A rerun -- or deterioration?

By: 
Gideon Spiro
Source: 

Occupation Magazine

PubDate: 
Thursday, May 7, 2009

Gideon Spiro is one of the founders of Yesh Gvul.  His columns can be found in Occupation Magazine.  This article is re-posted here with the kind permission of the author.

In January 1989 I was questioned by the Jerusalem police over the publication of the "Service Notebook 2" of the "Yesh Gvul" movement, which included information about what soldiers could expect if they refused to serve in the Occupied Territories. I was one of the of five activists in the movement who were invited for questioning on the orders of the Israel Security Agency (Shin Bet), which wanted to know where the Notebook had been printed and who wrote it.

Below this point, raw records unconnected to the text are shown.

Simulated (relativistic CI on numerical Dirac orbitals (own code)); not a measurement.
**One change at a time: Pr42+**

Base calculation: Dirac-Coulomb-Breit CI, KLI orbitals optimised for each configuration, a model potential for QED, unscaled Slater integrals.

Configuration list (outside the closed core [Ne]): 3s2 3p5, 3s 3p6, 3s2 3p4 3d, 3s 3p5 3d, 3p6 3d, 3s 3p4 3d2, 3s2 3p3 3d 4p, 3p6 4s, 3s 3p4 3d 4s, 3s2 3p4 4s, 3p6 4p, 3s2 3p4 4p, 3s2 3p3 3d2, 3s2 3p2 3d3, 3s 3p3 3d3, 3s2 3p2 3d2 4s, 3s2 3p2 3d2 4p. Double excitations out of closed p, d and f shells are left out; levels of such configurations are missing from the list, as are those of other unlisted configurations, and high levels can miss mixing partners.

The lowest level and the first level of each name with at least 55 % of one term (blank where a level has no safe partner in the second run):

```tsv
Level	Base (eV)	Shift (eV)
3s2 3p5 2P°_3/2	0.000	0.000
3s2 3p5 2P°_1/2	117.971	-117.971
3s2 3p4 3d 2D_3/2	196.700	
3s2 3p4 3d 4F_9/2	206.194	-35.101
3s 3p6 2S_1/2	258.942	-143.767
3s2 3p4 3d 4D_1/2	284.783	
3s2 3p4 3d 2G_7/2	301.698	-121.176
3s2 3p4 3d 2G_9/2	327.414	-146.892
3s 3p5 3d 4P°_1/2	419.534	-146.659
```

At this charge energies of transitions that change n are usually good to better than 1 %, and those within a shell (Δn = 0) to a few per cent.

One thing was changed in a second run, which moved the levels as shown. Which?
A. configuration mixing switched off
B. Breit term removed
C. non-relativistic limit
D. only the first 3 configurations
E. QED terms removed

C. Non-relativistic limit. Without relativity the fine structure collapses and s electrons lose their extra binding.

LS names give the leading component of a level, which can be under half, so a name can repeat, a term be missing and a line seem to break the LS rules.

Since I retain nearly every crumb of information that is related to my activism and my writing, I found in my files a report by Lily Galili about that investigation that was published in Haaretz, which stated among other things: Spiro refused to disclose any information to the interrogator, saying that "this is a political investigation and therefore it is not an appropriate forum for giving information" and that "all of the activities of the Yesh Gvul movement are overt and known." (Haaretz 9/1/1989) The others who were questioned did the same.

At that time there were protests that the investigation was a political one, the purpose of which was to silence people and intimidate members of the movement and its sympathizers. One of the comments at the time that I remember was that in Israel, unlike in democracies worthy of the name, the ISA has a state, the institutions of which dance to the ISA's tune. In the end we were not charged with any crime. The reasons for that are not known to me, because police did not see fit to report why they chose to close the file.

I was reminded of that affair a few days ago when the police raided the homes of activists of the New Profile movement, seized their computers and detained them for questioning on suspicion of "incitement to evasion of military service".

The officer who was responsible for that heroic operation said that the raid was the result of an investigation that had been going on for the past six months.

This is a pathetic attempt to glorify a squalid police action. Half a year to investigate an organization all the actions of which are overt and known? To seize computers when all the information on its activities appears on the movement's Internet website and it is available to anyone? It is clear on its face that this is not about information but political persecution.

Now as then, the initiative for the police investigation came from the a security source, this time the Chief Military Prosecutor, who asked the Attorney General to investigate the activities of New Profile, and the latter complied with the order and instructed the police to launch an investigation. Not only does the ISA have a state, the army has one too. It is no wonder that the Chief Military Prosecutor, Brig.-Gen. Avichai Mandelblit, initiated the investigation. For the man who gives judicial backing to the army's war crimes and the crimes of the Occupation, young people with consciences and a commitment to human rights who refuse to be war criminals represent a real danger. The Chief Military Prosecutor fears that those youths will influence others to reconsider their relationship with the army, and the army will thus be confronted with a diminished pool of manpower to carry out its dirty work.

The police investigation is intended not only to intimidate the activists of New Profile – which I am sure that the police and the army will fail to do – but first and foremost to strike fear into the hearts of young people who may be receptive to the ideas of New Profile, and to return them to the conformist groove of willingness to enlist without asking too many questions.

The police raid and the seizure of computers is a classic tactic of a despotic regime that fears the spirit of freedom and citizens who think outside the box. It is a blatant and crude attack on freedom of expression and political organization. New Profile is an important movement that works for civil society and against the militarization of Israeli society. Those objectives are the anchor and the basis of a democratic society.

Judicial language can be used flexibly to justify any abomination. With its help any legal and democratic action that is intended to encourage critical thought and humanist values can be converted into "incitement to evasion". It is as if parents who prevent their children from using drugs were accused of "cruelty to minors". That is how a government of maniacs operates.

From a narrow judicial perspective, New Profile`s actions do not differ from those of accountants who advise their clients how legally to avoid paying taxes. Young people who want to avoid military service are told: "listen, these are your rights under the law". Since I have been doing that since long before New Profile came into existence, nothing remains for me except – in the framework of my solidarity with the movement and its objectives – to report to a police station and file a complaint against myself. If a few hundred or thousand more supporters of the movement do that, the police will be flooded with complaints and the courtroom scenes will be interesting.

And as for the Chief Military Prosecutor, he should be put on trial together with all the rest of the top echelon of the army and the government for war crimes and violations of human rights over 42 years of occupation and various superfluous wars. And in this context the Spanish Judge, who has not been dissuaded from continuing his investigation into Israel's war crimes and war criminals, is deserving of our praise and gratitude.